8/10 Oh now this is interesting – what they’ve done is, they’ve taken a movie that was made with an all-male cast, and remade it with an all-female cast instead, and then the trailer didn’t suck, and then the movie didn’t suck, and then the distribution company didn’t turn it into a months-long catastrophe by responding only to the misogynistic aspect of the reception and deliberately ignoring any valid criticisms of their terrible, terrible film.
That’s a really interesting strategy.
After five years and change in prison, Debbie Ocean (Sandra Bullock), sister to the late Danny Ocean (George Clooney), has planned an impossible heist. With the next year’s Met Gala themed around European royalty, Ocean assembles an all-star cast (Cate Blanchett, Mindy Kaling, Sarah Paulson, Awkwafina, Rhianna and Helena Bonham Carter) to ensure the presence of and steal the Toussaint, a $150 million diamond necklace associated with the Crown Jewels.

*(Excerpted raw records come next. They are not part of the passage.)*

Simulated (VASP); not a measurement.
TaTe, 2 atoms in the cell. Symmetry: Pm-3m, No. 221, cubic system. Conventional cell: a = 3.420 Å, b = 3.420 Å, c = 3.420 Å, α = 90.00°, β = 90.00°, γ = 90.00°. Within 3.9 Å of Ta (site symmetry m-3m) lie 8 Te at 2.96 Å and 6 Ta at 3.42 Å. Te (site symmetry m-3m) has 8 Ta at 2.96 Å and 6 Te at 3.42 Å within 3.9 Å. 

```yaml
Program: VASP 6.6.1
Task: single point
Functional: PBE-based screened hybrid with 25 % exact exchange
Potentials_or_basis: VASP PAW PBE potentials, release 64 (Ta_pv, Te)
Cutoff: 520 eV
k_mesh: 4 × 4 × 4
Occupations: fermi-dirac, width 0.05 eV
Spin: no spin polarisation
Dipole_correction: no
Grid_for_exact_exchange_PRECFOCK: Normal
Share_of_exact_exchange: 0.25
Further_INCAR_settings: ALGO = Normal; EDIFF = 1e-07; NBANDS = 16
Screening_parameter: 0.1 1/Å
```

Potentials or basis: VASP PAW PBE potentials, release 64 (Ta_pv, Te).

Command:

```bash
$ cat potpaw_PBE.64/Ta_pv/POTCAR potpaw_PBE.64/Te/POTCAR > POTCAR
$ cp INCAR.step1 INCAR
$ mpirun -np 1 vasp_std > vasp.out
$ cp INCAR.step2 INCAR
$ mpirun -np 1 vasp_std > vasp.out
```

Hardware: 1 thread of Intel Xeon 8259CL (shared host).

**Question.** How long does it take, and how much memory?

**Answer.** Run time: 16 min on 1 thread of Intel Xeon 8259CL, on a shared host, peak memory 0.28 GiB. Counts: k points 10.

Breezy, glitzy and distinctly feminine, Ocean’s 8 is everything you want from a high-production quality girl’s night out movie.
What’s striking is how straightforwardly the transition is applied. There’s very little about the new characters that’s tied to gender, but the film itself is drenched in feminine appeal. Some of this comes from the dress-up game of the Gala – the movie harbors a pleasantly surprising amount of venom for the fashion journalism industry – but a lot of it comes from how simply it’s all executed. The main body of the movie is short, silly problem-solving scenes leading up to the heist with a full cast of charismatic actresses having fun and doing their thing.
Performances seem to dictate the tone and pace of the movie, with camerawork and technical elements mostly taking a back seat. Though the presence of legends like Anne Hathaway and Carter certainly go a long way, the movie benefits greatly from strong performances from its lower-tier talent.
As with certain other movies, the gender-swap doesn’t extend to the director’s chair – the job went to Seabiscuit director Gary Ross. There was some outrage, rightly, when he was announced, which died down pretty quickly, not rightly, when Olivia Milch was attached as a co-writer. Changing the gender or color of the cast is good for representation, and representation does mean something, but true diversity is not going to come to Hollywood until it comes regularly to the director’s chair, and it won’t come to this country until the stories we tell and the culture that forms from them come from a more diverse pool of storytellers.
The reception for Ocean’s 8 has been lukewarm, both critically and commercially – the $70 million movie opened with $41.6 million and is sitting at $117.8 million worldwide as of this writing, which is fine. A sequel looks likely, but there don’t seem to be any solid plans at the moment. It feels like the movie has mostly been forgotten about already as one of the least interesting offerings in a crowded release schedule, and that’s nobody’s fault. The only blame that can really be laid is at Ocean’s 8’s own feet for not standing out more.
Leopold Knopp is a UNT graduate and managing editor of The Lewisville Texan Journal. If you liked this post, you can donate to Reel Entropy here. Like Reel Entropy on Facebook and reach out to me at firstname.lastname@example.org.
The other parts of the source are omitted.